Jump-start Your Social Life
This Month’s Problem
You’ve drifted apart from close pals. Here’s how to create a new network.
To expand your social circle. It’s natural to lose touch with close friends over time—major life changes like moves, marriages, babies and new jobs often pull people in different directions. The result can leave you feeling lonely, disconnected and even depressed.
- Find group activities that reflect your interests. “First, do some soul searching and make a list of the kinds of activities you like to share with friends,” advises Gail McMeekin, M.S.W., author of The Power of Positive Choices: Adding and Subtracting Your Way to a Great Life (Conari Press, 2001). “For instance, you might want to meet people who cook, hike or do yoga. Whatever you’re interested in, there’s a group for it out there.” Cast a wide net — consider social, educational, professional, religious, political, sports-oriented and other type of groups — and then focus on one or two. Meeting regularly helps build rapport. “Repeated exposure to the same people can lead to friendships,” adds Marla Paul, author of The Friendship Crisis: Finding, Making and Keeping Friends When You’re Not a Kid Anymore (Rodale, 2004).
- Connect online. Sites such as friendster.com, meetup.com and craigslist.org make it easy to post notices seeking everyone from fellow moviegoers to like-minded gourmets, crafters or gym buddies. Meetup.com has a “New in Town” area and hosts monthly social events for recent transplants in 612 cities worldwide. Newcomersclub.com allows you to track down the local Welcome Wagon and is another good site to visit if you’ve just moved. “People in these groups are often more open than others to new friends because they’re in the same boat,” Paul says.
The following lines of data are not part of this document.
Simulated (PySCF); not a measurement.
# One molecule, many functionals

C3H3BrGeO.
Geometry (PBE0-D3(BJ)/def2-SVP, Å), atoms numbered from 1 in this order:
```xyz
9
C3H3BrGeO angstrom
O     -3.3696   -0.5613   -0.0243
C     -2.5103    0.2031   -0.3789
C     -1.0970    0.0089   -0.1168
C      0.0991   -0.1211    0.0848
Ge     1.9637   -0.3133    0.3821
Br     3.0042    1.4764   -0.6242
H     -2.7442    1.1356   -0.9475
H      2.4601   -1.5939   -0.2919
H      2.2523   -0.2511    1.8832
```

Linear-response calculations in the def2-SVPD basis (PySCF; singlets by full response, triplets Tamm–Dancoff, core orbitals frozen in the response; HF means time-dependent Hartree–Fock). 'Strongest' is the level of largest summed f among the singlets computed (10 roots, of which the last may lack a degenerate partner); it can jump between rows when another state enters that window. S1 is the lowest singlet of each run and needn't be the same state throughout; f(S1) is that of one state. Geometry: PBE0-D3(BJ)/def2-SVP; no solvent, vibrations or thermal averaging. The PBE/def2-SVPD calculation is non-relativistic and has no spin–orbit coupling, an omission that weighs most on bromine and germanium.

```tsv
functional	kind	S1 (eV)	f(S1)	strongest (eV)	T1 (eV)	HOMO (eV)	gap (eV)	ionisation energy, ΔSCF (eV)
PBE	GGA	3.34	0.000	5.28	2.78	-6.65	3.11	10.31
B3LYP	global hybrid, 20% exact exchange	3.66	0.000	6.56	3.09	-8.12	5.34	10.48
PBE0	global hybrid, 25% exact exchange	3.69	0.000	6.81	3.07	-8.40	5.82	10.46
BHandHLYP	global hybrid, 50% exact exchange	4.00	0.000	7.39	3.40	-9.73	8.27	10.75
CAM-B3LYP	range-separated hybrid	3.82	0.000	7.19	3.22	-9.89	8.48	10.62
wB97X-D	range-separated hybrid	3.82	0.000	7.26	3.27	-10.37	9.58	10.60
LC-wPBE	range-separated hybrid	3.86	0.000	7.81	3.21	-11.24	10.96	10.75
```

- Don’t wait for people to come to you—at work or elsewhere. “When you’re new, you have to be proactive,” Paul says. You’ll typically need to make the first move—and make it more than once. But if two or three overtures to a person are rejected, move on. “It’s not about you,” Paul explains. “Many people don’t have time or room for new people in their lives. Don’t let it get you down.”
“By getting yourself out there, you’ll be busy and less stressed out,” McMeekin says. Also, when you push yourself—and you will need to push—to fill your calendar with activities you like, you’ll meet new friends with similar interests. Taking this approach can also help alleviate some of the pressure that comes with forging a new network because you’ll be doing something you enjoy.
Another benefit of having new friends is that they may prod you into taking worthwhile risks and discovering new things about yourself. “In my own life,” Paul says, “I have a new friend who’s a cyclist, and she took me on a 20-mile ride. I never would have done that on my own!”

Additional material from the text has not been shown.